Hi Susan, just to let you know that I'm back on the blogging block, although I've had to change platforms. The link should take you through.

This book is sitting on my shelf looking at me. Clearly, I'm going to have to find time to get acquainted with it.

Rhinoa said...

Nymeth recently posted about a different book by Le Guin that collects some more of her essays on fantasy and what it is.

I would love to experience Middle Earth and meet the hobbits etc. Narnia also sounds like an interesting place and I would love to talk to the animals and hear their thoughts on a bunch of mundane matters!

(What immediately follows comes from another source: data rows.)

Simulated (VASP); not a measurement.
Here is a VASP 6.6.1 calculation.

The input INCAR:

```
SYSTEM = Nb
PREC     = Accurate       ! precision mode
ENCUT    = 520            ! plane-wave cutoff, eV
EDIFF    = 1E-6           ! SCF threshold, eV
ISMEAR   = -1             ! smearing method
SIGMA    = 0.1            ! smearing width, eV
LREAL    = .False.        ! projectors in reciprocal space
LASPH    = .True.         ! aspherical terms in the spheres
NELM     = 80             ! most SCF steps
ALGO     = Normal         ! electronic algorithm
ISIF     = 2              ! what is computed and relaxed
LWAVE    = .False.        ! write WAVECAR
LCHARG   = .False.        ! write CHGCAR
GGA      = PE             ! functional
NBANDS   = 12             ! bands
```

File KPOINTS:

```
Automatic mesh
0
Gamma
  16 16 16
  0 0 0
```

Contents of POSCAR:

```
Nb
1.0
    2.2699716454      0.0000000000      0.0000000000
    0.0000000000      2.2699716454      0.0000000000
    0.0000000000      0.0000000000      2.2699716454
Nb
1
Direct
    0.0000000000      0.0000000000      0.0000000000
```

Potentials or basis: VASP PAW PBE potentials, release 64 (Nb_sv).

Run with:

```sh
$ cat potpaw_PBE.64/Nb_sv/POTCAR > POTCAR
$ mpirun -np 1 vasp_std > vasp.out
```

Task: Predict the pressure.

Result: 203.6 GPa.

It was interesting what you said about fantasy worlds. I read a lot of urban fantasy which is often set in real cities and towns with supernatural twists. I really enjoy the genre and I like that it makes mundane places magical.

Kailana said...

I actually read this a few weeks ago. I have to say, I liked some essays in the book better than others. I think maybe I found a couple others a bit dated. It was interesting, though. I came across it because you mentioned it earlier this year, actually, so thanks!

Jeane said...

Oo, I read one Angela Carter and it gave me the shivers, it was such a vivid (and frightening) world! This sounds so lovely, I do want to get my hands on a copy to read. LeGuin is one of my favorite authors, and it sounds like she has a lot of great stuff to say about writing.

Leslie said...

I have really really really really always wanted either:

A) Harry Potter or
B) Newford from Charles de Lint's books

to be real. Confession: Sometimes I get this really sad ache in my chest when I realize that this is it. I know that sounds silly, but they're just so magical - danger and all - that I feel like I have to see them at some point, or I haven't lived all the way! I guess it just means I'll have to read and reread the books :)

Memory said...

I NEED to read some of Le Guin's criticism. I often find her prose difficult, but the quotes you've posted convince me she's worth the effort.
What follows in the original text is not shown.